Saying it cannot allow its national women’s soccer team to play during Ramadan, Libya has withdrawn from an important international tournament in Germany this weekend.
Given that the team has attracted unwanted attention from religious extremists, however, that might only be a half-truth.
The Libyan federation isn’t allowing the women to play because during the holy month, Muslims are supposed to fast from early dawn to sunset.
“The federation said you cannot play in Germany because of the need for fasting,” midfielder Hadhoum el-Alabed told the Guardian. “We want to go but they say you cannot go.”
The Discover Soccer tournament in Berlin bills itself as “nine countries, eight teams, one language.”
It’s offering teams from North Africa and the Middle East the chance to compete against players from Germany, Ukraine and Poland.
Other Muslim teams from Palestine, Jordan, Tunisia, Lebanon and Egypt are to compete.

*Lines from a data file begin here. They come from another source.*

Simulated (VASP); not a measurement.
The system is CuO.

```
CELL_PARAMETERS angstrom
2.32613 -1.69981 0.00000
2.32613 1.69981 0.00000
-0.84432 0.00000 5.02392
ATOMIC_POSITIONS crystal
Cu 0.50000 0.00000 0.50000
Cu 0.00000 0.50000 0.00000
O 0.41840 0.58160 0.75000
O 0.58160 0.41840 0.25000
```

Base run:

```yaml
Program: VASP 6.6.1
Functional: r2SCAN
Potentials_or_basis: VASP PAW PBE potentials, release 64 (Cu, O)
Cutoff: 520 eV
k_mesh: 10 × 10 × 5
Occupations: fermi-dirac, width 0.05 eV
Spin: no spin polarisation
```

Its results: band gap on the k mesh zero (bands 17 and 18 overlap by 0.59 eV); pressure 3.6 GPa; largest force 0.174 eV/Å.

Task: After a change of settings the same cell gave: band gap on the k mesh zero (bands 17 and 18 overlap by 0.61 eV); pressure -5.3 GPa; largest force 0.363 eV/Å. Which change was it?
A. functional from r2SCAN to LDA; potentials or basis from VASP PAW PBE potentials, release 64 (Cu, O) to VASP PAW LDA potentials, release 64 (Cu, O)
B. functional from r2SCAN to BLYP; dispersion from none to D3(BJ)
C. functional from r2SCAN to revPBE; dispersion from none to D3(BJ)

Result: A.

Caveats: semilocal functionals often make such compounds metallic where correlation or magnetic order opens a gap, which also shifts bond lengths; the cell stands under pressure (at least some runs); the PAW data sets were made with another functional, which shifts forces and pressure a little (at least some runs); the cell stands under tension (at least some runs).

“Other teams can play, so why not us? If you could see the girls, when they were told, they were all crying,” el-Alabed said.
After forming shortly before the uprising against Muammar Gaddafi began, the Libyan national team has found itself under threat.
It doesn’t publicize a roster and trains in secret, sometimes under the watch of armed guards.
“For the players, football is an expression of freedom and an opportunity to overcome political, cultural and demographic boundaries,” the Discover Football website says of Libya.
“The women believe that this is an important step in the right direction for the redevelopment of their country and the difficult process of reconciliation.”
That’s not a view shared widely in Libya, even after Gaddafi’s 42-year dictatorship fell with the Arab Spring.
Religious extremists say the women have “soiled the honor of their families with the filth of nudity and shamelessness,” Bloomberg News reported.
That assessment came from influential cleric Salim Jabar during a recent televised address. The Ansar al-Sharia militia threatened the team, saying that playing in Germany “could lead to unforgivable things.”
Ansar al-Sharia is thought to have played a role in the killing of US Ambassador to Libya Chris Stevens, Reuters reported.
Despite women earning about 15 percent of seats in the post-Gaddafi government, of the 60 Libyans charged with creating a new constitution, only six are female.
“It’s about control,” one Libyan woman told Bloomberg, “control of women by men.”